I recently went about setting up Sitecore’s Lighthouse Demo . While I found the documentation on setting things up fine, with several blog posts that describe it in more detail, once things were running and I could see the Lifestyle Lighthouse Site on the CD url. But when logging into the CM server, I noticed there were actually several other sites in the Content tree.
Later I realized, each site was mapped to a virtual directory on the CD url (e.g. /financial), but by then I already started to try to figure out how to map each of these sites to their own urls. To do that, there are several steps that you’ll need to take: some that you’re probably used to and a couple of extra steps since everything runs in docker. These steps will work for the Lighthouse demo sites as well as any other multi site solution you have running on docker that uses Trafeik as a reverse proxy.
Step 1: Host Entries
First thing we need to do is add a few urls to our host file, located under c:windowssystem32driversetc
Since my plan was to leave the lifestyle site mapped to the cd url, I only added urls for the financial, healthcare and cumulus sites.
Step 2: SXA configuration
Since these are all SXA sites, the next thing we need to do is configure Site Groupings for the three new sites. Under each sites, setting node, there is a “Site Grouping” folder, with an entry for that site underneath. On that item, you need to populate a host name and remove the virtual folder setting.
To make sure this configuration looked good, and that the additional sites weren’t impacted by the wildcard configuration of the lifestyle site, I checked the SXA site manager. Everything looked good, but if you see any issues here, you may just need to reorder the sites to make sure the wildcard match happens after the other sites are resolved.
While you’re here, it’s probably a good idea to hit the publish button and make sure the site definitions are published.
Step 3: Configure Traefik
If you stop there and try to address the urls you entered, you’ll get a plain 404 error.
Here is where things get more complicated. Since everything is running in docker, we need to tell the docker Traefik instance to route our new host urls to the CD instance. To do this, we’ll need to modify the rule in the docker-compose file that configures our CD instances. If we look in the “docker-compose-xp1.override.yml file, you’ll notice the rule that controls the mapping is located in the labels for the cd definition. There you will see:
– “traefik.http.routers.cd-secure.rule=Host(`${CD_HOST}`)”

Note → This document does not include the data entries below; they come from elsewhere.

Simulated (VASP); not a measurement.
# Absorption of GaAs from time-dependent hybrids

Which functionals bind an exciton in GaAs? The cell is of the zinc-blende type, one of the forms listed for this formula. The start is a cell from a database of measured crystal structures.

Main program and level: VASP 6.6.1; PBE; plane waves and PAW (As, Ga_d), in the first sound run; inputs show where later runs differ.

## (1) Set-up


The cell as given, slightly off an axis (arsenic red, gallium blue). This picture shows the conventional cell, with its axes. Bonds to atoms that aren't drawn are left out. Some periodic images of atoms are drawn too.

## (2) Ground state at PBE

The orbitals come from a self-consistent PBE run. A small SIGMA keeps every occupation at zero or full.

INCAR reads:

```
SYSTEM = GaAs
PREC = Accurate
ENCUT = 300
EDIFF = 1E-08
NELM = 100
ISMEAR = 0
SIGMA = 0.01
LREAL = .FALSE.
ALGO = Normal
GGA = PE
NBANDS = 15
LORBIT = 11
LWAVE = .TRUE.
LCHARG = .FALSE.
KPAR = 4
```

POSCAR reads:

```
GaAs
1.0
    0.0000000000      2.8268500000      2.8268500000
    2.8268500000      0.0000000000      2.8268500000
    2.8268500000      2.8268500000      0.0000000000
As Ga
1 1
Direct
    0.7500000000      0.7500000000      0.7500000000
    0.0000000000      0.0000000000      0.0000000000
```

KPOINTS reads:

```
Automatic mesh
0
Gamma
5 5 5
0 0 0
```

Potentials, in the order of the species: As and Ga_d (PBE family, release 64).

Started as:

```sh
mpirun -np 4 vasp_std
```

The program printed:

Looking for the best way to add our additional host, I consulted the host rule documentation for Traefik :
The documentation on the host method, shows that we can just provide a comma separated list of hosts. And while I could have parameterized the other url’s, I went quick and dirty and just included them directly inline (note I used the angled quotes to be consistent).
Step 4: Docker Down and Up
To get this to be applied, you just need to run “docker-compose down” and then “docker-compose up -d”.
After it finishes, the additional sites should all be addressable using their own urls.